According to Lang, global gold prices may rise again once new developments emerge.

“Money supply policies, the Federal Reserve’s policy adjustments, and geopolitical tensions will continue to make gold prices volatile. One cannot treat a minor fluctuation as a clear trend,” Lang explained.

He added that as global gold prices decline while Vietnam prepares to import more gold, domestic prices are likely to cool down, narrowing the gap between local and international markets.

Economist Nguyen Tri Hieu noted that the recent drop in global gold prices is mainly due to profit-taking after prices reached record highs.

However, he said that the long-term trend for gold remains upward. This is driven by the ongoing US government shutdown, the lack of agreement between Republicans and Democrats, and persistent global geopolitical uncertainty. In addition, the US economy shows signs of slowing as unemployment and inflation rise.

“It is likely that the US FED will soon have to cut interest rates, weakening the US dollar. When the dollar depreciates, gold, which is priced in US dollar, tends to rise,” Hieu explained.

Domestic gold prices have been moving in line with the global trend. Although Vietnam’s Decree 232 has lifted the monopoly on gold bullion and allows commercial banks and gold traders to import gold, the implementation remains unclear, keeping domestic supply tight.

“Beyond global market factors, limited domestic supply is also pushing local gold prices higher,” Hieu said.

“This is only a short-term reaction. There is no clear factor suggesting a prolonged or deep decline. In the long run, both global and domestic gold prices are expected to follow an upward trend,” he emphasized.

How long will the decline last?

Associate Prof Nguyen Huu Huan from the HCM City University of Economics said: “Gold prices have risen by hundreds of dollars, so a downward adjustment is likely. Sharp rises followed by corrections are normal. Buying gold at very high prices carries significant risks.”

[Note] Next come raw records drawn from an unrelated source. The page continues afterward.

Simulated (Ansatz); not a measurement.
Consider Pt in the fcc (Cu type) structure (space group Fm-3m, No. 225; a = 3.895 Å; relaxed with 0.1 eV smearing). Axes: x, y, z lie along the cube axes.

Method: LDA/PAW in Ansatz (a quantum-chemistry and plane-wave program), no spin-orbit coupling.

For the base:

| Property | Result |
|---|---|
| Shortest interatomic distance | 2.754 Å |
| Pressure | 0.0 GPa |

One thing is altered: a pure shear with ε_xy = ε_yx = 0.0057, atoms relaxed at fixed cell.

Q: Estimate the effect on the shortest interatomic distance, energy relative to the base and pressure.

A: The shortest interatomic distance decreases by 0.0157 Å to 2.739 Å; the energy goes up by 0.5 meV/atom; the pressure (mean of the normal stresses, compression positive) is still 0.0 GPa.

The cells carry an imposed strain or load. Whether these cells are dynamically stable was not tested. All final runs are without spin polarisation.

He noted that predicting gold prices accurately is difficult, as they have already exceeded many experts’ expectations. Still, long-term fundamentals suggest an upward trajectory.

Domestic gold prices have increased in accordance with global trends, but the core issue lies in unresolved supply constraints in Vietnam.

“Although the gold bullion monopoly has been lifted, gold imports have not yet been approved. If imports are allowed, the volume must be large enough to meet domestic demand so that the price gap with global markets can narrow,” Huan explained.

He added that in the current context, foreign currency is scarce. Using foreign reserves for gold imports would put pressure on the exchange rate, while foreign reserves should be prioritized for more critical goals such as exchange rate stability.

“Ending the monopoly is a necessary condition, but not a sufficient one. As long as supply falls short of demand, the gold market will not change significantly,” Huan said.

Although global prices are showing signs of cooling, Huan believes complex geopolitical factors and the unpredictable policies of US President Donald Trump’s administration are encouraging global investors to treat gold as a safe-haven asset. This is helping gold maintain its upward momentum.

Additionally, the trend of “de-dollarization” in some countries, especially China, to reduce the reliance on the dollar is further supporting gold prices.

“Central banks worldwide are increasing their gold holdings instead of dollar reserves, which continues to push global gold prices higher,” Huan explained.

He also pointed out that investor FOMO (fear of missing out), the Fed’s monetary policy, and potential rate cuts are all factors that could weaken the dollar and support gold prices.

“In every uptrend, gold prices tend to have correction phases. It is safer to buy during dips rather than chase rising prices. Many investors panic-sell when prices drop and rush to buy when prices rise, but doing the opposite is often more prudent,” Huan advised.

Hieu warned investors and people to be extremely cautious when buying gold, as prices do not always rise.